Chris Cunningham
(*1970) is an English music video film director and video artist. He was born in Reading, Berkshire and grew up in Lakenheath, Suffolk.
In 1989, Cunningham worked at Spitting Image, building animatronic robot arms and sculpting caricatures for the TV series. In 1990 he worked on sculpture and animatronics for the film Alien 3.
After seeing Cunningham's work on the 1994 film version Judge Dredd, Stanley Kubrick head hunted Cunningham to design and supervise animatronic tests of the central robot child character in his version of the film A.I. Cunningham worked for over a year on the film A.I., before leaving to pursue a career as a director.
Earlier work in film included model making, prosthetic make-up and concept illustrations for Hardware and Dust Devil with director Richard Stanley, as well as Nightbreed. In 1990–1992 he contributed the occasional cover painting and strip for Judge Dredd Megazine, working under the pseudonym Chris Halls, the surname of his stepfather.

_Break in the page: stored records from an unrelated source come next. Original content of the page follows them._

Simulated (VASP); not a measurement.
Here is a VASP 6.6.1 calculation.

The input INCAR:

Cunningham has had close ties to Warp Records since his first production for Autechre. Videos for Aphex Twin's Come to Daddy and Windowlicker are perhaps his best known. His video for Björk's All Is Full of Love won multiple awards, including an MTV music video award for "Breakthrough Video" and was nominated for a Grammy for "Best Short Form" Music Video. It was also the first ever music video to win a Gold Pencil at the D&AD Awards. It can still be seen at the Museum of Modern Art in New York. His video for Aphex Twin's Windowlicker was nominated for the "Best Video" award at the Brit Awards 2000. He also directed Madonna's Frozen video.
In 2005, Cunningham released the short film Rubber Johnny as a DVD accompanied by a book of photographs and drawings. Rubber Johnny, a six-minute experimental short film cut to a soundtrack by Aphex Twin, remixed by Cunningham was shot between 2001 and 2004. Shot on DV night-vision, it was made in Cunningham's own time as a home movie of sorts, and took three and half years of weekends to complete. The Telegraph called it "like a Looney Tunes short for a generation raised on video nasties and rave music".
The video collection The Work of Director Chris Cunningham was released in November 2004 as part of the Directors Label set. This DVD includes selected highlights from 1995–2000.